I am sitting here at my computer, playing freecell. Somehow I find myself pondering the flowershop scene of the movie... and am taken visually and viscerally to the movie, City Lights with Charlie Chaplin. To the scene where he passes the flower shop where the girl whose eye operation he paid for works.
I saw that movie back in Hungary. I was young. And I didn't understand the movie.
Today I realized: I didn't understand the movie because I didn't understand that the Chaplin character was poor.
I lived in a country, in a household where poor wasn't a meme. We had what we had. And we were alive.
You could argue that poor isn't a meme, that it's a fact, but it isn't.

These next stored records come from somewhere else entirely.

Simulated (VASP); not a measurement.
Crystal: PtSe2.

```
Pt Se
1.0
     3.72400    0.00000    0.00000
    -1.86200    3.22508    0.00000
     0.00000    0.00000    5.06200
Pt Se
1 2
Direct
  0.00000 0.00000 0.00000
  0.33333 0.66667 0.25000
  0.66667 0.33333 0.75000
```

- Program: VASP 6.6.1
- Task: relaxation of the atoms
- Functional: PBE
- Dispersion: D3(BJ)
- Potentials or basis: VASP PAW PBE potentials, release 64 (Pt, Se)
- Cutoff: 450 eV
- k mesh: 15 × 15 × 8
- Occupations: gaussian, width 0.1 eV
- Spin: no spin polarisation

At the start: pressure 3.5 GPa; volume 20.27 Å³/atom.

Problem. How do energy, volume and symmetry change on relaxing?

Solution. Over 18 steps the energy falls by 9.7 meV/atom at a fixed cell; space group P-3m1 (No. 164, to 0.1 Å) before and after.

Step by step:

You have what you have, and that is not a meme. But what you don't have is not real, other than in your thoughts, in the memes. Lack is only real in the memes.
There is no "no" in reality. And poor somehow indicated "no"... If I read "poor" I knew the mood, I knew it was something you don't want, but outside of books it didn't exist for me.
Fast forward to today's date, and I still don't really have poor. I am glad I don't. I am glad I can be happy with what I have. It is easier to live and enjoy what I have, buy what I need, and not worry about what I don't have... because it is not real.
I have a very limited diet and I do well on it. I go to the grocery store with hundreds of thousands of items. I buy what I need. I am happy.
I am not saying that the lack of something, of something missing haven't shown up for me at all.
But it's not the lack that shows up, but the reality it creates, the reality of stupidity, of awkwardness, of misunderstanding, that is what shows up. Not the lack.
I am an Israeli citizen. I lived in Jerusalem. Trump declared that the US will move its embassy to Jerusalem.
For some weird reason everyone wants to tell Israel what it can do and what it cannot, and as an empath I could feel the huge oceans of colliding: feelings of fear and feelings of rage.
I wept. No thoughts, just fear. And a little bit of pondering what that president who cannot even read properly, intended to accomplish with angering half of the world, the half that hates Israel... and who hate me. Hate is real for me.
It is obvious to me, that Jerusalem is Jerusalem, whether anyone calls it capital or not. I never cared. Never needed Trump's approval... being approved by someone you don't approve of is fool's gold.
I, and Israel, and all the Jews I know want one thing: to be able to do what we want to do: study, work, invent things, think things, read, go to school, eat, worship if we want to...
Just simple things. No approval, and definitely not Trump's... Him wearing a Yarmulke actually irritated me... how dare you?!